Krupa is often credited as being the founding father of modern jazz drumming, and was instrumental in changing the basics of the drum kit with tom toms and cymbals.

No discussion of jazz drumming of any era would be complete without mentioning Buddy Rich, a technically adept drummer, perhaps the best ever, he had a unstoppable swing coupled with sense of melodic development on the kit that was staggeringly inventive.

The forties saw a major shift in how drummers would function within both a big band end especially small group jazz.

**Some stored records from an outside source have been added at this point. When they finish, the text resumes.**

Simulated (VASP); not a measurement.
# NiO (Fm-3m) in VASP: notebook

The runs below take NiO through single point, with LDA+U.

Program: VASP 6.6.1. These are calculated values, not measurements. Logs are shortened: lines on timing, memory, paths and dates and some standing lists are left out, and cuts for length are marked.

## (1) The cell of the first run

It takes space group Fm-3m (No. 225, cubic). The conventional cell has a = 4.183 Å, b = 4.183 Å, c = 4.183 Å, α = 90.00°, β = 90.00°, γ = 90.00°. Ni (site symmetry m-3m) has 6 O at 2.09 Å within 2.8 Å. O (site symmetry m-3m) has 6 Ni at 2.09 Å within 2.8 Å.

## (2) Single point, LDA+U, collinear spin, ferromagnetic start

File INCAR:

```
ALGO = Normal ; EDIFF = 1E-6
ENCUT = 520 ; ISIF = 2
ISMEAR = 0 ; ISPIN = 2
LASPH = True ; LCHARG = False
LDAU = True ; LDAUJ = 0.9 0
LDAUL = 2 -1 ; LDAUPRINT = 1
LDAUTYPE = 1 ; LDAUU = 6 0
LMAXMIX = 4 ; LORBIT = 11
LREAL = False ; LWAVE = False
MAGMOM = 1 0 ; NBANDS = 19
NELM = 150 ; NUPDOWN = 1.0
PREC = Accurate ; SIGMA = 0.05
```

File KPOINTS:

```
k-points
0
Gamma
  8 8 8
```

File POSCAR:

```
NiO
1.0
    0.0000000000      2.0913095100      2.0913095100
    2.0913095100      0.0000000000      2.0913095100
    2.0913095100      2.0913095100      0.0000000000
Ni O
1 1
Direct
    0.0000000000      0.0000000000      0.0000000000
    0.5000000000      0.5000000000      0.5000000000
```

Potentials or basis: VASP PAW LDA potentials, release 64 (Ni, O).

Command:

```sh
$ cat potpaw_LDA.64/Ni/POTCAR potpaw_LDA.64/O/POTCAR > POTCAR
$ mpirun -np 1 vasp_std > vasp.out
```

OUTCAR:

The role of the bass drum changed from keeping time, this now switched to the high hat or ride cymbal, the bass drum would drop accents or “bombs” at strategic moments in the music, while the ride cymbal would be used to color the beat.

Innovators of this new style of playing would include Kenny Clarke, Max Roach, Roy Haynes and ArtBlakey, all of whom would go onto further refine and develop their style as music moved into hard bop and beyond.

Further developments came with the young 17 year old drummer with Miles Davis’ quintet, Tony Williams, whose drive and rhythmic displacement created an exciting edge to the music.

Elvin Jones brought an elaborate polyrhythmic approach to his laying that harked directly back to African drumming, and a powerful presence that took no prisoners.

Demands on drummers changed again with the rise of fusion with tight in the pocket grooves and often a back beat more familiar to rock music.

The best of the fusion drummers would accomplish this with great finesse and include Alphonse Mouzon, Eric Gravett, and Lenny White.

Keeping the music current and moving forward are drummers Terri Lyne Carrington, Dave Weckl, Manu Katché, Brian Blade and Peter Erskine.

Thanks for reading!

Hopefully this has given you some god ideas for future listening discoveries.